Is data leakage giving me misleading results? Independent test set says no!
TLDR:
I evaluated a classification model using 10-fold CV with data leakage in the training and test folds. The results were great. I then solved the data leakage and the results were garbage. I then tested the model in an independent new dataset and the results were similar to the evaluation performed with data leakage.
What does this mean? Was my data leakage not relevant? Can I trust my model evaluation and report that performance ?
Extended version:
I'm developing a binary classification model using a dataset 108326x125 (observations x features) with a class imbalance of ~1:33 (1 positive observation for each 33 negative observations). However, those 108326 observations came from only 95 subjects, which means there are more than one observation from each subject.
Initially, during model training and evaluation, I performed cross-validation (CV) using the command (classes
is a column array with the class of each observation):
cross_validation = cvpartition(classes,'KFold',10,'Stratify',true);
and obtained good performance in terms of the metrics that interested me the most (recall and precision). The model was an ensemble (boosted trees).
However, by performing the above CV partition, I have data leakage since observations from a same subject might be simultaneously in the training and test sets in a given CV iteration. Besides data leakage, I believed my model could be overfitting since the optimal hyperparameter for each tree maximum number of leaves in the ensemble is around 350 and usually this parameter should be something around 8 and 32 (to avoid each tree to become a strong learner, which might lead to overfitting).
Then, I performed a different CV partition where I make the partition by subject ID, which solves the data leakage problem. However, when doing this, the classes distribution might become very different in the training and test sets (since around 30 subjects do not have positive observations, there's even the extreme case where some test folds might end up having 0 positive observations), which influences my evaluation of the model's performance. To mitigate this, I performed repeated 5x10-CV.
With this partition, I've tested several different model types (including the exact same model and hyperparameters as the one with data leakage), such as MATLAB's fitcensemble and KNN and Python's XGBoost (and performed hyperparameters optimization in all of them) and no matter what I do, I simply cannot reach acceptable performance with this approach. Therefore, my first questions are:
1. Is there something wrong with this partitioning that might be influencing my model evaluation? (see code below)
2. Do you have any suggestion to improve this CV partitioning?

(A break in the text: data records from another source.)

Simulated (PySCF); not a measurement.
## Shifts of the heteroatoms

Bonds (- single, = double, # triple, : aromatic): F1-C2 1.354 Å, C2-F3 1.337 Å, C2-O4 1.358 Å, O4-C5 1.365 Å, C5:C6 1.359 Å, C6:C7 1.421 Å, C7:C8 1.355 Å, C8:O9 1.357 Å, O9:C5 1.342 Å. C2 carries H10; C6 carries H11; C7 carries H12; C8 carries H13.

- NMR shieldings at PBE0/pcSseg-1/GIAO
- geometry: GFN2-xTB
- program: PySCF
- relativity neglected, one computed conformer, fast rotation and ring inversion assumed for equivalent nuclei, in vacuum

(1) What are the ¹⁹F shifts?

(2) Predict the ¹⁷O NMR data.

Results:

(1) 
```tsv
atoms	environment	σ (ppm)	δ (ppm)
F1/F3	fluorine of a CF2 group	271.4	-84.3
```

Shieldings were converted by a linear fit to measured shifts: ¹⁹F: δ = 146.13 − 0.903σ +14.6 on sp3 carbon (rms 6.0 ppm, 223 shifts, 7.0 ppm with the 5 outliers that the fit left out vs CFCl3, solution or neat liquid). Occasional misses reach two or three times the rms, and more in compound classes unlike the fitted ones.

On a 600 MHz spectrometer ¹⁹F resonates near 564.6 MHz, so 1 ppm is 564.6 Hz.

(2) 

Finally, to confirm my initial model evaluation (with data leakage in the partition) was misleading me, I tested the model in an independent new dataset (however way smaller) and the performance was good (similar to the one obtained through the CV partition)!!
What does this mean? Was my data leakage not relevant? Can I trust my model evaluation and report that performance ?
Thank you in advance!
*Code for subject-based partition
% Randomize subjects list order to introduce randomization to the partition process
data_name_list = data_name_list(randperm(length(data_name_list)));
% Get array containing the corresponding fold of each subject ('histcounts' splits subjects as
% uniformly as possible when using BinWidth like this)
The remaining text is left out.